This checklist is intended to help you disclose your invention to the patent practitioner who will arrange for your novelty search and/or prepare your provisional patent application. Please mark the page(s) containing each of your answers with the question number. Also, please date and mark each page "CONFIDENTIAL INVENTION DISCLOSURE". If you write well, presenting your answers in the format of a provisional application may reduce your costs. Write in the present tense.

If you want to patent a plant, here is a plant patent checklist.

I suggest that you first take a look at some issued U.S. patents in your field to gain an understanding of the general level of detail I need and scope of the document I will be preparing. You can do that by performing a Quick Search (by keyword) of the patent database at the USPTO website, if you have not performed a preliminary search already.

1. What are some suggested titles for the invention?

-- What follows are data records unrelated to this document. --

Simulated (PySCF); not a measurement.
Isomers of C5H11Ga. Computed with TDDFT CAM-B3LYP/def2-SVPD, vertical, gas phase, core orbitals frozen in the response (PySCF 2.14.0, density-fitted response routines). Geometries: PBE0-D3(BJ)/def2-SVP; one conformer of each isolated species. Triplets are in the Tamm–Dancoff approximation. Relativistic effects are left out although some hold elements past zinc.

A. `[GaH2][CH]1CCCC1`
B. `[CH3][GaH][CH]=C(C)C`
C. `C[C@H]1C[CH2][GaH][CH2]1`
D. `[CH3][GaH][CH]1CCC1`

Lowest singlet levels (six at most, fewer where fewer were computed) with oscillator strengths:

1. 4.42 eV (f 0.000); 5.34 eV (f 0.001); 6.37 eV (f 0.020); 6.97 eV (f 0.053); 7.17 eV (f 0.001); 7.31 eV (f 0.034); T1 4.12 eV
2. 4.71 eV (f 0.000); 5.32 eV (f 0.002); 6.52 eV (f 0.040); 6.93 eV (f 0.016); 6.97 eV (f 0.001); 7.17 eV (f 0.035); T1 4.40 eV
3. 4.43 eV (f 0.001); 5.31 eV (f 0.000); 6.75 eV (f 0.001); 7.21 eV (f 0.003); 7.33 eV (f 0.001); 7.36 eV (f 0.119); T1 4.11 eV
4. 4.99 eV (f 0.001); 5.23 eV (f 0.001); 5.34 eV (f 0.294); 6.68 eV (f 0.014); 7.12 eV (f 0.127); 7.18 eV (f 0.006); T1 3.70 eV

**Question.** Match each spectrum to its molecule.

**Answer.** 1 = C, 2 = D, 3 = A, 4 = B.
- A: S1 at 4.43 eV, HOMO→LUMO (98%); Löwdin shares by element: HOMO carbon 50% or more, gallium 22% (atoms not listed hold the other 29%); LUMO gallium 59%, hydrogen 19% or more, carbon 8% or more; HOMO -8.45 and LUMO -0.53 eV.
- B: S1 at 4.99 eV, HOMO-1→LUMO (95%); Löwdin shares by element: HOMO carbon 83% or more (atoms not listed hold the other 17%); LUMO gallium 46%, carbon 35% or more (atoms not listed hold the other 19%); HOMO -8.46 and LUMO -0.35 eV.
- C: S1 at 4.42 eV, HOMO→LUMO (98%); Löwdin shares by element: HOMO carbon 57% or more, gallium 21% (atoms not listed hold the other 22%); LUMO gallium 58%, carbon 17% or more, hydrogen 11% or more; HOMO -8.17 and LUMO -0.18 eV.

2. Who thought of the invention? For each inventor, please provide full legal name, post office address, residence address, telephone number and citizenship and, if available, fax number and e-mail address.

3. What is the technical field (i.e., field of technology) of the invention?

4. What technical problem(s) were you trying to solve with the invention?

5. How have others solved the problem(s) that the invention solves? Include citations to and copies of relevant publications and patents, if available, that illustrate the state of the art before you made your invention. (Note that your own activities, e.g., a publication anywhere, a commercial offer for sale or public use in the U.S. that occurred more than one year before you file your U.S. patent application, must be disclosed to the USPTO and can be a bar to patentability. You can determine when a web page containing a disclosure was published, i.e., indexed so it could be found, by entering the URL into the Wayback Machine.)

6. How have the solutions of others failed to completely solve this problem?

7. What is the nature of the invention? Describe the invention in 25 words or less. What is the essence of what you claim you have invented?

"I have discovered . . . "

8. What are the essential (i.e., absolutely required or key) elements of the invention? These are the elements of your invention that have to be present for the simplest version of it to work.

9. How is the invention useful?

10. Why is the invention better than the solutions of others?

11. How would you describe the drawing(s) that depict the invention?

"Fig. 1 is a plan view of a preferred embodiment of . . . ."

"Fig. 2 is a perspective view of . . . ." etc.

Provide a numbered listing of each and every element of the structure of the invention and each and every step in the process of the invention. Skip at least one number between each element or step and about 10 numbers between drawings (so we can easily insert others later). Remember that the same number must be used for the same element or step when the element or step appears on a different drawings and that no number can be used for more than one element or step. That is, each element or step must have its own number and no other number. Do not number elements or steps that are not shown on the drawings.

12. How would you describe the structure of the invention (and/or process steps) by reference to each and every (numbered) element of the invention shown on the drawing(s). Use a sentence format that is similar to the patents you have reviewed above. Use names for the elements that are typically used in your field, if possible. How do the elements interact? Describe each version (embodiment) of the invention you want to protect (even versions with disadvantages that you do not like much), not just the version you consider best now. How might the invention be improved in the future? (If you want your patent to cover such improvements, you must think of them now.) Submit and describe any technical or marketing documents you have written about your invention.

13. What is the best or most preferred way to make and use the invention? Are any preferred materials or manufacturing operations involved that allow your invention to perform optimally?

14. How does the invention work? Or how is it operated? Refer to the elements shown on the drawing(s) as necessary. Describe how to install it, start it up, operate it, etc.

15. What are the structural and/or functional differences between your invention and the solutions of others? Focus on structure (e.g., the physical details about each part and how they interact), not advantages.

16. Why do you believe your invention would NOT have been obvious to another inventor working on the same problem at the same time in the light of the existing solutions of others? What is it about your invention would be surprising to others in your field? Do you have evidence (dated documents, etc.) that the invention (as you want it claimed) produces critical or unexpected results, that it has been a commercial success, that others are copying the invention, that it satisfies a long-felt but unsolved need, that others have failed to solve the problem, that experts have been skeptical that the problem could be solved, etc.?

Please destroy any draft versions of this document to prevent confusion should the draft be discovered during any future patent infringement or validity lawsuit. Keep the final version in a safe place.

If time is critical, please submit a check for half of the estimated cost when you submit your invention disclosure, so I can start work immediately.